# ARDL model

In [18]:
import sys
import os
sys.path.append(os.path.abspath(os.path.join("..", "..")))  # adds root of the project

In [2]:
import pandas as pd
import numpy as np
import os
import matplotlib.pyplot as plt
from sklearn.decomposition import PCA
from sklearn.linear_model import Lasso, Ridge
from sklearn.preprocessing import StandardScaler
from sklearn.metrics import mean_absolute_error, mean_squared_error
from sklearn.model_selection import GridSearchCV
from statsmodels.tsa.statespace.structural import UnobservedComponents

from Training.Helper.dataPreprocessing import (
    add_time_features,
    add_lagged_features,
    add_rolling_features,
    rank_features_ccf,
    sklearn_fit_transform,
    integer_index,
    TRAIN_DATA_PATH_1990S
)

HORIZON = 12
DATA_PATH = TRAIN_DATA_PATH_1990S

## Version 1: Diff of Log(PCEPI) with Target Lag and PCA Features
- Log-differenced target (\u0394log)
- Top 40 CCF-selected features
- PCA(20) with lagged target + Kalman smoothing
- Includes Fourier terms

### Load and Prepare Data

In [3]:
# Load raw dataset and prepare datetime
df = pd.read_csv(DATA_PATH)
df["ds"] = pd.to_datetime(df["observation_date"], format="%m/%Y")
df = df.rename(columns={"fred_PCEPI": "y_original"})

# Add basic time features (month, quarter, etc.)
df = add_time_features(df, date_col="ds")

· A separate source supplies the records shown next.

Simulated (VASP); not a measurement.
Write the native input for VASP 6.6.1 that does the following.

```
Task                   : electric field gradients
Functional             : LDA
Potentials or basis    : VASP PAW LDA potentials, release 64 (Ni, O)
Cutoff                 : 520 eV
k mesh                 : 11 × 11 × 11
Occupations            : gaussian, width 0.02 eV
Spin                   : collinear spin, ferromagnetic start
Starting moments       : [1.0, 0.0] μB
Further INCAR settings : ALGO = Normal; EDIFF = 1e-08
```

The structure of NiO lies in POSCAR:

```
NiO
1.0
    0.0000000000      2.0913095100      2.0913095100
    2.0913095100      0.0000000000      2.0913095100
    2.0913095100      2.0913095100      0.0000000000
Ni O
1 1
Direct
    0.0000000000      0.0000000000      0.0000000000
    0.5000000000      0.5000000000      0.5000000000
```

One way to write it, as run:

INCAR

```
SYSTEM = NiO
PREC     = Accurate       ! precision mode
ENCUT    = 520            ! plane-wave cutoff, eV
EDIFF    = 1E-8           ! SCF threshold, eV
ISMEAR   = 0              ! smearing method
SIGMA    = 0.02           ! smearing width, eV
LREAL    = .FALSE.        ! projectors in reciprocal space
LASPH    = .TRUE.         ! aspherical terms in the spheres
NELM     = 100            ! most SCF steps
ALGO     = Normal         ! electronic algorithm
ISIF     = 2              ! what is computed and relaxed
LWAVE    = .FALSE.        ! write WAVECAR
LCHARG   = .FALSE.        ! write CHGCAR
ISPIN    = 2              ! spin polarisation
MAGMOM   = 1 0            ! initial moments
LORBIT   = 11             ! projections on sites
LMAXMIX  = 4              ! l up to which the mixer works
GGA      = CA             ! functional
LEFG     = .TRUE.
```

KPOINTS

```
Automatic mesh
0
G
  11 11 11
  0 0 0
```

# Add Fourier terms (harmonics to capture seasonality)
for k in [1, 2, 3, 4]:
    df[f"sin_{k}"] = np.sin(2 * np.pi * k * df["month"] / 12)
    df[f"cos_{k}"] = np.cos(2 * np.pi * k * df["month"] / 12)

2025-04-08 23:10:42,314 - INFO - Added time features: year, month, quarter. DataFrame shape: (408, 363)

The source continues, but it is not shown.